Online courses and workshops
If you're skilled at teaching, online courses let you share your knowledge once and sell it repeatedly. Platforms like Teachable, Udemy, or Skillshare make it straightforward to host and sell courses without building your own infrastructure.
Consider topics where you already answer questions from clients or peers. Those frequently asked questions often make the best course material.
Affiliate marketing
You can recommend products and services you already use in your business and earn a commission when your audience purchases through your referral link. This works well if you have a website, blog, email newsletter, or social media following.
The key is to recommend products that genuinely align with your audience's needs. Authenticity builds trust, and trust drives conversions.
Content creation and advertising
A blog, YouTube channel, or podcast that attracts a steady audience can generate passive revenue through advertising, sponsorships, or paid memberships. While building the audience requires upfront effort, the content you create can continue earning for months or years.
Licensing your expertise
If you've developed proprietary processes, software tools, or training materials, you can license them to other businesses. This is particularly relevant for consultants, contractors, and service providers who've built repeatable systems. It can also work well as a side hustle alongside your primary business.
Investment-based passive income streams
Investing is one of the most traditional paths to passive income. Here's a quick overview of common investment-based options to explore.
Dividend stocks
Some publicly traded companies pay regular dividends to shareholders. By building a portfolio of dividend-paying stocks, you can create a recurring income stream. The amount depends on how much you invest and the dividend yield of the stocks you choose.
Bonds and bond funds
Bonds are essentially loans you make to governments or corporations in exchange for regular interest payments. Bond funds pool multiple bonds together, offering diversification. They're generally considered lower risk than stocks, though they typically offer lower returns as well.

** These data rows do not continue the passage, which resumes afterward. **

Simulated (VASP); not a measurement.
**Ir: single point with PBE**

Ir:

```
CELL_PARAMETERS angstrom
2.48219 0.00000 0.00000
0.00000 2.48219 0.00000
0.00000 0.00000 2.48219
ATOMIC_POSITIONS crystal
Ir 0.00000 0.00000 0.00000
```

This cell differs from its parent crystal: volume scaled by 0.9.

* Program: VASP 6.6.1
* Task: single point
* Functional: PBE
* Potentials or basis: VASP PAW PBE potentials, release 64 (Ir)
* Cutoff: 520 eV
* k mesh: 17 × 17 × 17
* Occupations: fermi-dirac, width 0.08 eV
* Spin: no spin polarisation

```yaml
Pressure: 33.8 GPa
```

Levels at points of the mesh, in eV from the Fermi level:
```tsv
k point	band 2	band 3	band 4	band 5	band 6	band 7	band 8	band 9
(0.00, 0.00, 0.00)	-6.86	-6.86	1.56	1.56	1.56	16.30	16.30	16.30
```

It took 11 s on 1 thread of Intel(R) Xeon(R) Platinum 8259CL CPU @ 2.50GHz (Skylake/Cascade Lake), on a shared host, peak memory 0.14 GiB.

Real estate investment trusts
REITs let you invest in real estate without buying or managing physical property. They're traded on major stock exchanges and are required to distribute at least 90% of their taxable income to shareholders as dividends.
High-yield savings accounts and CDs
These are the most straightforward options. High-yield savings accounts offer better interest rates than traditional savings accounts, while certificates of deposit (CDs) lock your money for a set term in exchange for a guaranteed rate. Both are FDIC-insured up to $250,000.
Rental property
Owning rental property can provide a steady monthly income, though it's worth noting that it requires more hands-on management than other investment options. You'll need to handle tenants, maintenance, and property taxes. Some owners hire property managers to reduce their direct involvement.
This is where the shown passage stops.